And then Newton’s theory takes over and I land hard on Si’s face and he jolts like he’s being defibrillated from the mains, shouting, “argh” and is suddenly up on his feet in a karate stance, arms and eyes ready for a fight.
Si: “Where is he? Where is he?!”
Si: “The scrambag who planted the bomb?”
And from the middle of Afghan plains of trauma, he suddenly awakes behind his open eyes and says, “What the f**k?”
And I say triumphantly pointing at the blood-spattered wall: “Look! I got it!”
Si is unable to return to sleep and I, after many grovelling apologies and attempts to soothe his ragged nerves, pass out cold in 10 minutes flat, snoring hard to add insult to injury.
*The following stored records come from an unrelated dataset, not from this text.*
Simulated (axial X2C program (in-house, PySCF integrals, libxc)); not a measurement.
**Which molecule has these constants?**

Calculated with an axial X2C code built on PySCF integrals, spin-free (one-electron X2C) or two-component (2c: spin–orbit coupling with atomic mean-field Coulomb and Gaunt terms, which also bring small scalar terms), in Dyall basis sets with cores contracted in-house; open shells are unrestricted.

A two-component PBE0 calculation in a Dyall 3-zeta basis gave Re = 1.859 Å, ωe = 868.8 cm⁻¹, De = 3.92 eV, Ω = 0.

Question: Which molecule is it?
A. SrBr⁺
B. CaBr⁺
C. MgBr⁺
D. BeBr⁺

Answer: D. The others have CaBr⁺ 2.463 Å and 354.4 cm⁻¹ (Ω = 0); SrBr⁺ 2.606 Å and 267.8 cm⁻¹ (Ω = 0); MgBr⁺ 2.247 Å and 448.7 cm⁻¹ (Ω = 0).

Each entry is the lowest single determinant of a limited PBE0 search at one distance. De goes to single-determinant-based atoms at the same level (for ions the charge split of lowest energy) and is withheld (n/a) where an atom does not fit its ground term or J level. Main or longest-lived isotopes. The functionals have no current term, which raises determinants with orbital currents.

At breakfast I apologize again to a now very pale Simon and I suggest we sleep and relax by the pool today but he isn’t very good at staying put, particularly now I have triggered some kind of serious stress response.
The Manager bids us buongiorno and dangles some keys above our heads. “As the owner of the hotel (who knew) I would like to give you the keys of my vintage Citroen 2CV for the day. He then says to me in Italian. “Your dancing last night was spectacular, your husband is a lucky man.”
Si: “What did he say?”
Me: “He said you are a very lucky man.”
Si: “After having a mosquito-killing Aperol Spritz lunatic, jump on my face at 1am, yeah, lucky me.”
Me: “And because of my lovely balcony dancing he has given us the keys to his Citroen.”
Si takes off his glasses to reveal a black eye. “What could possibly go wrong?”